Military, police executed 2, planted weapons in Puebla confrontation last year

Soldiers and state police arbitrarily executed two people and planted weapons on two bodies during clashes with suspected fuel thieves in Puebla last year, according to an investigation by the National Human Rights Commission (CNDH).

Two confrontations on May 3, 2017 in Palmarito, a community in the municipality of Quecholac, left four soldiers and six presumed criminals dead as well as a further 26 people wounded. Nine adults and four minors were arrested.

The CNDH also said that military and police mistreated 12 people, including three minors, arbitrarily detained two children and manipulated a corpse.

The investigation revealed “serious violations of human rights, personal liberty and presumption of innocence . . .” the commission’s report said.

It also charged that the federal Attorney General’s office (PGR), the state oil company Pemex, the Puebla Attorney General’s office, the Puebla Secretariat of Public Security and a Puebla state court violated their legal responsibilities in relation to the case.

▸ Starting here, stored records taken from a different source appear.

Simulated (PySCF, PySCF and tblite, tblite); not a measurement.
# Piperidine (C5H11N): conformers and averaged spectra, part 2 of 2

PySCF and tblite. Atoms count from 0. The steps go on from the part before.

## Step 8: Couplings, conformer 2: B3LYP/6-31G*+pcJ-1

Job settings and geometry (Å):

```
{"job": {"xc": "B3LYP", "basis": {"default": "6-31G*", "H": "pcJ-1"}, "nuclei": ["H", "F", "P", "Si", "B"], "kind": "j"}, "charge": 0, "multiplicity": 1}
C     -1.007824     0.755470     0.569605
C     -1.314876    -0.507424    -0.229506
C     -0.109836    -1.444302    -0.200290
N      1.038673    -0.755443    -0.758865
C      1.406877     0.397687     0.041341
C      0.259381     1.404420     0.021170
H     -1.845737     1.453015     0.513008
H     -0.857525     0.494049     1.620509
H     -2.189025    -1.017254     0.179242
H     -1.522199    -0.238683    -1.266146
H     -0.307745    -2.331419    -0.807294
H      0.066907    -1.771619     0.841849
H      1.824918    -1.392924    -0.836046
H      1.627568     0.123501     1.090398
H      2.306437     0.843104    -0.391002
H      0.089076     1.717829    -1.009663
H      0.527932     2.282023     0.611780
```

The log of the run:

The PGR, it said, failed to submit copies of its relevant files to the CNDH, which amounts to an “obstruction of the right of access to justice to the detriment of victims, their families and society.”

The CNDH said it was concerned about the “prevailing impunity” of the crime of pipeline theft, stating that those arrested are not referred to the relevant authorities and don’t ultimately face justice.

In addition to outlining its findings, the government-backed but fully independent commission also made a series of recommendations to authorities.

Among those were instructions to the head of the Secretariat of National Defense (Sedena) and the governor of Puebla to pay compensation to all victims and to cooperate with investigations into the military and police personnel involved.

The CNDH said the PGR must continue its investigations into the homicides and injuries that occurred on May 3, 2017, and address complaints about irregularities relating to the investigation into the extrajudicial killings of two people.

Pemex should also cooperate with the PGR’s investigations and its facilities shouldn’t be used to hold people who have been arrested, the commission said.

It also called on the governor of Puebla to implement policies to combat pipeline theft in the area known as the Red Triangle, which is notorious for the presence of fuel thieves known as huachicoleros, and to take steps to professionalize the state’s police forces.